Despite the uncertainty surrounding the NAFTA renegotiations, Canadian manufacturer Bombardier Recreational Products Inc. (BRP) announced it will invest US$ 78.6 million over the next two years to expand its global production capacity. Part of the investment will be used to double vehicle production output at its Juarez 2 plant in Chihuahua, Mexico.
“We cannot manage our business waiting for the government to finalize negotiations,” CEO José Boisjoli said in a conference call to discuss the company’s quarterly results. “Right now, we are in a situation where we have more demand for our product than we can produce. We have no choice but to follow our business plan, and make these decisions.”
If NAFTA is terminated, BRP would be subject to WTO tariffs in the range of 2 to 2.5%, said chief financial officer Sébastien Martel.

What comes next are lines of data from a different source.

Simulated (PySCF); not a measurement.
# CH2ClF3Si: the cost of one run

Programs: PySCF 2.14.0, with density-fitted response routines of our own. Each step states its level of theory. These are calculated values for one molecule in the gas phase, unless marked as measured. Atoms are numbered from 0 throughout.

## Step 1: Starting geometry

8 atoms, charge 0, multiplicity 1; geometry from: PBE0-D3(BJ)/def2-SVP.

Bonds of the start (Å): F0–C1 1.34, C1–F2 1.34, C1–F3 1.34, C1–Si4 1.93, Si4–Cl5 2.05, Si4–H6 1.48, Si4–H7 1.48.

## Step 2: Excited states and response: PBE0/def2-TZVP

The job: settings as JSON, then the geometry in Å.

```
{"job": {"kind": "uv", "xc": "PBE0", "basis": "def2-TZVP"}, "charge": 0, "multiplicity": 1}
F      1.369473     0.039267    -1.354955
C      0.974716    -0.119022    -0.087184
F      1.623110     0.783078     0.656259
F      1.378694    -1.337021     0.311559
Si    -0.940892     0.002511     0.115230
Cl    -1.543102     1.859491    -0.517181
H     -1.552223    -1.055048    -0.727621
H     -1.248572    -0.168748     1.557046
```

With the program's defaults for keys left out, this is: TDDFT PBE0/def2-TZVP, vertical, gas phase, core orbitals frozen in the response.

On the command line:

“Obviously it’s not a scenario that we would prefer,” he said, “but it’s something that we could manage and that would be addressed through supplier reductions, or increases over to the consumer, or do as we do every year and optimize our business.”
The investment announcement came as BRP reported a revenue increase of US$ 126 million, or 14% to US$ 0.97 billion in the three-month period ending October 31. The company also reported a gross profit of US$ 259 million, up from US$ 241.5 million during the same period last year, while net income fell US$ 7 million to US$ 61.1 million.